# Chocolate Almond- Yum!



## Cirafly24 (May 17, 2011)

This is my second batch ever  Scented with Chocolate FO and Almond FO. I used the soap balls I made with the scraps of my first batch to make polka dots in this one. 

I had been looking everywhere for something to use as a log mold. You know how everything starts to look like a potential mold? Well, apparently this is contagious, because my fiance came home with this for me:







He found it at a rummage sale, it's meant for rolls of coins, but it works perfectly as a 2lb log mold! It came with two others that will work as 1lb and 1.5lb molds as well. 

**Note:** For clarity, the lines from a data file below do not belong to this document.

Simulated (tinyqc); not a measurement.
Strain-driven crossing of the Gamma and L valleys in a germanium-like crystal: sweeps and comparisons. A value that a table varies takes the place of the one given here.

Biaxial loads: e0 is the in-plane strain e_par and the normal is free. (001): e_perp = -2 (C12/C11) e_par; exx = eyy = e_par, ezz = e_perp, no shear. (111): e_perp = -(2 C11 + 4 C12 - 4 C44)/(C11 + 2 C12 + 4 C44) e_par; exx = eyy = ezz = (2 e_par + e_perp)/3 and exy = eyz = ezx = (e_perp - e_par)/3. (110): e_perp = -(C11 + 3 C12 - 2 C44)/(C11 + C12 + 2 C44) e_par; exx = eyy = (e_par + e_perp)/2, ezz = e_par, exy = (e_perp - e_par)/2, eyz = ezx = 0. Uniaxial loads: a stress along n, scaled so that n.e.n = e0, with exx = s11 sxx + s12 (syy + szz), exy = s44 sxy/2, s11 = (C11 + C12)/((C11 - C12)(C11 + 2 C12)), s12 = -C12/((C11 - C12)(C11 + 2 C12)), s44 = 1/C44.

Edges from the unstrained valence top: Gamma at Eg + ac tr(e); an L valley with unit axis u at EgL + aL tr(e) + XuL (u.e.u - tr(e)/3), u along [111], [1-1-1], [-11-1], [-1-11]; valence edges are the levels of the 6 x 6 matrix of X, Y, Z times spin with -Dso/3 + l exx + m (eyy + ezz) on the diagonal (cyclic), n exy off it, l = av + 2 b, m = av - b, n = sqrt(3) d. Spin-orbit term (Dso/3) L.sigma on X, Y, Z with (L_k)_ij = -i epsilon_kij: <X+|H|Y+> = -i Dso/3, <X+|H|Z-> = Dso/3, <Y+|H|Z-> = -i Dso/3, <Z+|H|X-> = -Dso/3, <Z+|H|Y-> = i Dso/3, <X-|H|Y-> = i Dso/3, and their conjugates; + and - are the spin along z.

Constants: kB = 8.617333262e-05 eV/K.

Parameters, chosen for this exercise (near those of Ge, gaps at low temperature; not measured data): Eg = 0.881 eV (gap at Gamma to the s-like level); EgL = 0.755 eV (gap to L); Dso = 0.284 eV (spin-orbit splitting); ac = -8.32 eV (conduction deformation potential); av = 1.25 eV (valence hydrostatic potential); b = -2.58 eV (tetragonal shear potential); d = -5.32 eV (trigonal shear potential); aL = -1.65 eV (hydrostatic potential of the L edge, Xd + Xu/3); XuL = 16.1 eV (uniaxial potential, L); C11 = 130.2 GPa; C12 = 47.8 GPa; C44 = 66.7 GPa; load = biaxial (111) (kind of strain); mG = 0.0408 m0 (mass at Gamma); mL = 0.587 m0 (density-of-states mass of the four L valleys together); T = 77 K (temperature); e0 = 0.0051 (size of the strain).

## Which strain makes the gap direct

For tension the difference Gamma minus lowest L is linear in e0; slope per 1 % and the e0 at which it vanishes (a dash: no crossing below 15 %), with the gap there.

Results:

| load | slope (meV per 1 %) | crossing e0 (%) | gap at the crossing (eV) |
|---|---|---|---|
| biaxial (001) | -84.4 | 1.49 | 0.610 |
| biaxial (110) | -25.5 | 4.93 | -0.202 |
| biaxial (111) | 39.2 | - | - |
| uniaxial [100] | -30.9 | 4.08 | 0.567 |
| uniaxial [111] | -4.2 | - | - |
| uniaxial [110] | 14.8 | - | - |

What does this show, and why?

Recipe included olive pomace oil, coconut oil, palm kernel oil, castor oil, shea butter, avocado oil, and kokum butter.

Unmolded:





It overheated and cracked...odd since I soaped at 95 degrees and my house is quite cool, about 62 degrees.





Cut photo:





Do you think the inside will darken to match the outside? Because right now, the bars look like little pieces of bread with eyes haha!


----------



## MsDee (May 17, 2011)

Wow!! You did Great!! Congrats! 

And within time your soap should come together to look the same.


----------



## cinta (May 17, 2011)

They are fantastic soaps...and what a fantastic mould! well done


----------



## Cirafly24 (May 17, 2011)

Thank you! I like how they came out...I was afraid that gel would ruin the textured tops, but I think it looks ok.


----------



## NancyRogers (May 17, 2011)

Those look fantastic!  I think you can expect most Chocolate FOs to go very dark, but it could take several days for you to know for sure.


----------



## Dragonkaz (May 17, 2011)

Your soap looks fabulous!  Love the balls in it!


----------



## judymoody (May 17, 2011)

Looks great!  Would love to see how it looks a week or two from now.


----------



## chrisnkelley (May 17, 2011)

That looks great, and what a cool mold!


----------



## soapbuddy (May 17, 2011)

Good job! I like the mold!


----------



## Cirafly24 (May 17, 2011)

Thanks! I checked on them this morning, and the centers are darkening up nicely. I'm hoping the base will get nice and dark so the polka dots will really pop.


----------



## Araseth (May 17, 2011)

Those look yummy


----------



## Relle (May 17, 2011)

Fantastic for your second soap ever   , see its not that hard after all.
Love the balls in them.


----------



## dcornett (May 20, 2011)

they look awesome!!!


----------



## Elly (May 21, 2011)

Love the color they turned out


----------



## ewenique (May 22, 2011)

Looking good!  Post pics when the color change is finished.  Bet the balls will pop even more.


----------



## Cirafly24 (May 23, 2011)

They are getting quite dark! I have them curing on the mantel, and I just love walking into the living room and getting hit with the chocolate almond scent.


----------



## Bubbles Galore (May 23, 2011)

They look lovely.  :wink:


----------



## Lynnz (May 23, 2011)

Looks great and I bet it smells great to :0)


----------



## ToniD (May 24, 2011)

They look great!


----------



## soapbuddy (May 24, 2011)

I like how they are curing out.


----------



## TuxedoKat (Sep 30, 2011)

Very cool! This was your second soap?? It's lovely!


----------



## dOttY (Oct 1, 2011)

Excellent soap!  I love how dark it's gone.


----------